Vendors such as Dell, Fujitsu-Siemens, HP and IBM offer it embedded into some servers and it is also available separately, but until now it has cost US$495 to licence.
For firms using virtualisation in their datacentre, servers with embedded ESX 3i make it easy to expand capacity, and the move now means this costs them nothing beyond the hardware purchase.
"As soon as you throw that box into the datacentre, it becomes part of your virtual infrastructure," said Reza Malekzadeh, senior director of product marketing for VMware in EMEA.
But ESX 3i is simply a bare hypervisor, and companies need additional tools to build an effective virtualisation strategy that includes disaster recovery, consolidation, and load balancing.
Malekzadeh said that making the hypervisor free is thus the next step in VMware's strategy to drive take-up of virtualisation.
"We have delivered free tools like Player and Server in the past, when the time was right," he added.
Butler Group analyst Roy Illsley said that while VMware's strength lies in its virtual infrastructure products, these are built on top of its own hypervisor and so it needs to get this technology adopted as widely as possible.
The current move can thus be seen as a strategic one to counter the threat rivals such as Citrix and Microsoft might offer in future.
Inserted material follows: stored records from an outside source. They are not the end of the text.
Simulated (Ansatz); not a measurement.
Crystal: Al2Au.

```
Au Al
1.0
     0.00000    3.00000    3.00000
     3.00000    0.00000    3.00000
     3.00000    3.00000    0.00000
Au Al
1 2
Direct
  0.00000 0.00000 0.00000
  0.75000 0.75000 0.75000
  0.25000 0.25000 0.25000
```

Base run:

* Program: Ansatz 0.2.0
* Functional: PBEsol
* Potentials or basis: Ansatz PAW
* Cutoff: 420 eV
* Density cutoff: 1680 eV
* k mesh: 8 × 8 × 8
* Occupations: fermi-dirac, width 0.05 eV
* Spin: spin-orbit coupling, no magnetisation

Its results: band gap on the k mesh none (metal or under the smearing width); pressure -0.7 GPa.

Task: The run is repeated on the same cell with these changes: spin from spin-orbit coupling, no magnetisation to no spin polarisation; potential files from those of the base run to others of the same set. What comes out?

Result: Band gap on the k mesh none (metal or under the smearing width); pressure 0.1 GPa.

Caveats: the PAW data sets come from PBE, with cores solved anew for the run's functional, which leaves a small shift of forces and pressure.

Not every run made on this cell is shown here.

"If Windows Server 2008 is as popular in three year's time as [Windows Server] 2003 is now, people will start to re-visit their virtualisation strategy and ask why they need VMware if there's a hypervisor built into the operating system," he said.
While Windows with Hyper-V cannot match the capabilities of VMware's products today, it may well be able to in the near future, according to Illsley.